1

I have a XML file of about 10GB, I dont know the content of the file but I would like to import it into my database to make it easy to view.

How can I import an xml file to my PostgreSQL database? (Is this even possible with such a large file?)

I Hope you guys can help me out :)

nick bijmoer
  • 99
  • 1
  • 2
  • 14
  • I'm just wondering about your objectives here. If you don't know what's in the file, then you're presumably just dumping it in the database unchanged. Is it really going to be easier to make any sense of it once it's in the database? What I have done in the past to try and make sense of such files is first to generate a schema, and from that to write a stylesheet to extract parts of the file that I can then study to gradually build an understanding of the content. – Michael Kay Jan 09 '19 at 14:54
  • I thought that maybe there is a tool that imports the XML file in the database, so that all the columns and data would be automatically inserted in one table. The file is too big to read in Excel, so I thought, if I can import it in my database, I can query a subset of the data. – nick bijmoer Jan 09 '19 at 22:06
  • I would start by generating a schema. There are lots of tools for generating a schema from an instance. I wrote one myself (DTDGenerator at saxon.sf.net) which is now ancient and probably not the best, but I do know that it's fully streamable and can handle very large inputs. (Also, peeking at the start of the file using "more" on the command line isn't a bad idea.) – Michael Kay Jan 09 '19 at 22:39

1 Answers1

0
  1. Convert XML file into CSV file. Also, when converting, split it to 100Mb-1Gb parts for easier batching.

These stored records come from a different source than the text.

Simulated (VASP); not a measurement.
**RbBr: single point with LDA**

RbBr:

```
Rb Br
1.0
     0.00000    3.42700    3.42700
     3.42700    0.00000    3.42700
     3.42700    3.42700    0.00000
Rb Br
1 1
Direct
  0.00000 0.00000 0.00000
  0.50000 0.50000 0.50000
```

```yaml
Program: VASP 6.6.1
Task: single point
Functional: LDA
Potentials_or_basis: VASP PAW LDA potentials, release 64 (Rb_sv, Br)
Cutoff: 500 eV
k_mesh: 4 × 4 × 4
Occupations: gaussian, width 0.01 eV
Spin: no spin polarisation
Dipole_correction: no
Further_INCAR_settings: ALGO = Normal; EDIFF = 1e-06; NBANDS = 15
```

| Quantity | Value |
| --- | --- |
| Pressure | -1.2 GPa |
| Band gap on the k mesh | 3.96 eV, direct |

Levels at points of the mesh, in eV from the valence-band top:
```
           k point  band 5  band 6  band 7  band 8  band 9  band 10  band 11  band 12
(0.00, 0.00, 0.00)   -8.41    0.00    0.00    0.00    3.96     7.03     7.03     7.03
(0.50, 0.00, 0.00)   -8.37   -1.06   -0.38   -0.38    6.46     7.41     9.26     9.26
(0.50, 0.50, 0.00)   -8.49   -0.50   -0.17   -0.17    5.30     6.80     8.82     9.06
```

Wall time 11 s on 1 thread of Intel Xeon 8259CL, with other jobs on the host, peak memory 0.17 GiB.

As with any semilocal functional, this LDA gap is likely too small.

  2. Create the table with columns you defined in the CSV file.

  3. Upload the file(s) into Postgres with COPY command. It is the fastest way to upload a large amount of data I know. BTW, it could be done from Java too, with CopyManager class.

Depending on the kind of queries you will perform, you will like to create indexes:

  1. It will be the most time-consuming part. However, you may use CREATE INDEX CONCURRENTLY. It will allow you to work with your table while the index is created in the background.

  2. If you repeat the import process and already have the table and indexes created, drop the indexes before issuing the COPY command and recreate them later. It will save you much time.

  3. If you are still unhappy with the speed of your queries or the speed of indexes creation, maybe it will be a good idea to use Clickhouse instead. However, it depends on what kind of queries you perform.

Nikita Tukkel
  • 1,975
  • 1
  • 9
  • 15